Tipping Point: Mesmerising Aerial Circus Is All Up In The Air

Tipping Point at Platform Theatre ★★★★☆

By James FitzGerald Last edited 99 months ago
Tipping Point: Mesmerising Aerial Circus Is All Up In The Air Tipping Point at Platform Theatre 4
The Ockham's Razor company in Tipping Point. Photo courtesy of Mark Dawson.

“Come on up and give it a go?” It only takes a nod of the head, a raise of the eyebrows, from one of Tipping Point’s vertiginous virtuosos to ask that question. The virtuoso in question has just suspended himself, upside down, spinning on a hanging ferris-wheel-cum-seesaw-thingy fashioned out of poles, hooks, and (one must assume) a whole lot of faith. No, the poor punter in the audience is decidedly not about to come on up and give that a go.

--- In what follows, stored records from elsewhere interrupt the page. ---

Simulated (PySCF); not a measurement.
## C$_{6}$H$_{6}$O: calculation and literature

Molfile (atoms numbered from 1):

This mesmerising masterclass of aerial circus is a sort of pole dance, but not as we know it. Ockham’s Razor is a small company, numbering five extraordinarily stretchy souls — and for each acrobat is one giant metal pole, used either freestyle or suspended from the ceiling of Central St Martins’ cavernous Platform Theatre. Whether used individually or in combination, the poles can engineer any number of intriguing structures, gesture at any number of shapes, unfurl any number of trapezoid challenges, for the fivesome to silently negotiate with airborne shape-shifting.

The show is 70 minutes but we could watch it indefinitely. Theatre critics are humans too, and we have to write things down in our notepads, but every glance away from the stage means one nifty flippy thing which has gone unseen; a miniature tragedy.

The show is 70 minutes but we could watch it indefinitely.

The cast remark in a Q&A afterwards that Tipping Point is less about narrative than theme, which is “rituals”. The spectacle is arranged in the round — by the way, we’d highly recommend an early arrival to nab a front row seat — and the first thing the posse do is to define a circle to perform in by pouring salt on the floor. Ritualistic, certainly: there is a suggestion of creating an arena which is apt, because the performers’ shapes suggest confrontation with every (twist and) turn. It could be rivalry, it could be love: there all sorts of dramatic exchanges conducted at high altitude, and — the gang reveal afterwards — a surprising amount of improv, too.

Augmenting the humour it creates out of sparky character interactions, the show realises there’s fun to be had by exploring the sculptural qualities of the medium: creating the occasional visual pastiche which brings everything back from metaphorical realms into the cultural ‘here and now’. A simple wave of a pole can suggest one performer knighting another; a gang of performers hoisting a pole upright can recall the iconic image of American soldiers raising a flag in the second world war. And winching the flailing limbs of a performer onto a cruciform structure created out of poles has a whole religious symbolism that you could watch, re-watch and ponder to death.

But obviously, this spellbinding show belongs in a kingdom which transcends analysis like that, and that’s assisted in no small part by the surround-sound music, taking on all manner of implacable and worldly flavourings. Tipping Point is a very good advert for the London International Mime Festival. There are moves which you thought were only possible in video games: they deserve to be seen, and they deserve you to remark on them, “I’m not going up there and doing that”.

Tipping Point runs until 23 January 2016 at Platform Theatre, Handyside Street, London, N1C 4AA. Tickets from £18. Londonist saw this performance with a complimentary ticket.